Disabling OOM killer on Ubuntu 14.04

13,459

Solution 1

This is a XY problem; that is, you do have a problem (X), whether you know it or not, and believe you can solve things by solving a different problem, which is problem Y.

Why is it that you want to disable the oomkiller? That's the X problem you need to solve. What you should do is investigate and detail problem X. Give the details of that, and it is possible we can help you.

Going after problem Y and disabling the oomkiller is generally a very bad idea which would surely create much bigger problems that it might solve.

Invoking the oomkiller is a desperate, last-ditch resort when things have gone awry memory-wise, and doom is imminent. Your system has six passengers, one hour to go, and only five man-hours of oxygen supply. You might think that killing one passenger at random (not at random - the one with higher metabolism actually) is a terrible thing to do, but the alternative is having all six passengers dead by suffocation ten long minutes before docking.

Suppose you do that

You succeed in disabling the oomkiller. The system restarts and goes its merry way. Now two things can happen:

  • the oomkiller never requires invocation. You did it all for naught.
  • the oomkiller does require invocation.

But why was the oomkiller required? That was because some process needed memory, and the system discovered that it could not serve that memory.

There is a process which we call "memoryhog", which would have been killed by oomkiller, and now this is not what happens. What does happen?

Option 1: OOM means death

You issued these commands at boot

sysctl vm.panic_on_oom=1
sysctl kernel.panic=5

or added this to /etc/sysctl.conf and rebooted

vm.panic_on_oom=1
kernel.panic=5

and as soon as the system is hogged, it will panic and reboot after 5 seconds.

Option 2: kill someone else if possible

You classify at boot some processes as "expendable" and some others as "not expendable". For example Apache could be expendable, not so MySQL. So when Apache encounters some absurdly large request (on LAMP systems, usually ensuing from the "easy fix" of setting PHP memory allocation to ludicrously large values instead of changing some memory-bound or leaky approach), the Apache child is killed even if MySQL is a larger hog. This way, the customer will simply see a blank page, hit RELOAD, get another... and finally desist.

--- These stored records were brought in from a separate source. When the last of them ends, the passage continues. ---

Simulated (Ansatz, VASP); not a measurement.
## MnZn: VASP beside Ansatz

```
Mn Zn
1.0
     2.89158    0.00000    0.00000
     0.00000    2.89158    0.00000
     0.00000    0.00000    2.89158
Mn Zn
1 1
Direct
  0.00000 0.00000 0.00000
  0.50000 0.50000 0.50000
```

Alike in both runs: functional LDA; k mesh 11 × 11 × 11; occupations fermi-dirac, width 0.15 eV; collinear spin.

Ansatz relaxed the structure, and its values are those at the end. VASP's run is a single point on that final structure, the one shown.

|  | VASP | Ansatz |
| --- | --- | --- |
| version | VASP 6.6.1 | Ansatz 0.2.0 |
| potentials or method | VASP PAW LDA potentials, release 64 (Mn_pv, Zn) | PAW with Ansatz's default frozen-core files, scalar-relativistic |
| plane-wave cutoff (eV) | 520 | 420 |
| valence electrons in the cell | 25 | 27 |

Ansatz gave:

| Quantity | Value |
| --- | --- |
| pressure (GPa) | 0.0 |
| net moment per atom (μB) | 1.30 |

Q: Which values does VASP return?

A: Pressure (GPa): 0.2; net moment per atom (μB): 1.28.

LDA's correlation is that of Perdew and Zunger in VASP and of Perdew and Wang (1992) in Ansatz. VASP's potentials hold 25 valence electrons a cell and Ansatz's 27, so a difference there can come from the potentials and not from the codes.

You do so by recording MySQL's PID at startup and adjusting its OOM rating:

echo -15 > /proc/$( pidof mysql )/oom_adj

In this situation however I'd also adjust Apache's child conf.

Note that if this option solves your problem, it means you have a problem in the other processes (for example, a too-large PHP process. Which derives from a sub-optimal algorithm or data selection stage. You follow the chain until you arrive at the one problem which is really the one to solve).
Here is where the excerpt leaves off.